Once the Narasimha Rao-led Indian Government initiated sweeping economic reforms in the last decade of the previous century, the Indian economic juggernaut has rolled on.
With the passage of time, Indians have become far more aspirational in their consumption patterns and now, in addition to the necessities, are also spending on health, education, leisure, and technology and lifestyle products.
Over the last decade, household consumption in India grew 13% year-on-year to reach `120 trillion in 2019, as per the BCG Report.
With rising affluence, an increasingly upwardly mobile population, and an enabling macro-economic environment, this is likely to grow further in the coming decades.
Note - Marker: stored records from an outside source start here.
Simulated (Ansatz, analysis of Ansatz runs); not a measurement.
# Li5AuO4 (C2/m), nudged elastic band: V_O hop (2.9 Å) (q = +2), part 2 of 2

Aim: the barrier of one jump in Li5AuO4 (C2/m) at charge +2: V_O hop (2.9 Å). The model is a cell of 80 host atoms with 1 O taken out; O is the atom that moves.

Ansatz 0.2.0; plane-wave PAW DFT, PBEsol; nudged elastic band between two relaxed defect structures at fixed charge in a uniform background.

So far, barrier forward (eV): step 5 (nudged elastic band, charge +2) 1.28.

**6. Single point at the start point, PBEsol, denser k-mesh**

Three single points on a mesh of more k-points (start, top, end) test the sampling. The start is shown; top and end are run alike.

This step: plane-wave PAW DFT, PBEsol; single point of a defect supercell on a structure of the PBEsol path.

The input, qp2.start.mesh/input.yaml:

There are multiple things that can happen in an economy when consumption grows. The demand for more goods and services encourages companies to invest in production and expansion. As companies deploy more capital and expand their businesses, they create jobs. Both employment as well as income levels increase. As a result, people have more money to spend on goods and services and also save and invest. In this way, the cycle of growth continues.
India is the world’s sixth largest economy and is slated to grow at a fast clip in the coming decade with an ambitious target of becoming a $5-trillion economy by 2025. It has now become one of the major growth engines of the world economy. Since the beginning of this century, India’s per capita GDP has grown almost 6.5 times. During this period, the growth in India’s per capita GDP was also one of the fastest among the large emerging markets.
The consumption story in India has multiple drivers. Firstly, there is emerging evidence of a revival in income growth. Rising income and expansion of the middle-income segment is likely to fuel future consumption growth. Secondly, India has a highly diverse population which has multiple requirements and needs. Further, with the rural-urban gap diminishing, consumption could get a further boost. Endorsing this is the fact that urbanisation is increasing at a strong pace and India’s urbanisation rate is expected to improve to 40% by 2030. And finally, technology advancements are connecting people and businesses in multiple ways and enabling better information discovery and seamless transactions.
There is evidence pointing towards steady consumption growth. But, as an investor, how can you benefit from this growth? For those with the wherewithal, investing in stocks that are likely to benefit from growth in consumption could be an option. However, this is easier said than done. Choosing the right sectors and stocks within the consumption theme can be very challenging and requires expertise. The optimal alternatives for retail investors especially could be Exchange Traded Funds (ETFs) and Mutual Fund schemes with a consumption theme or adequate exposure thereto. As I sign off with Festive Season Greetings, permit me to also add a cautionary note - Celebrate responsibly, Stay Safe.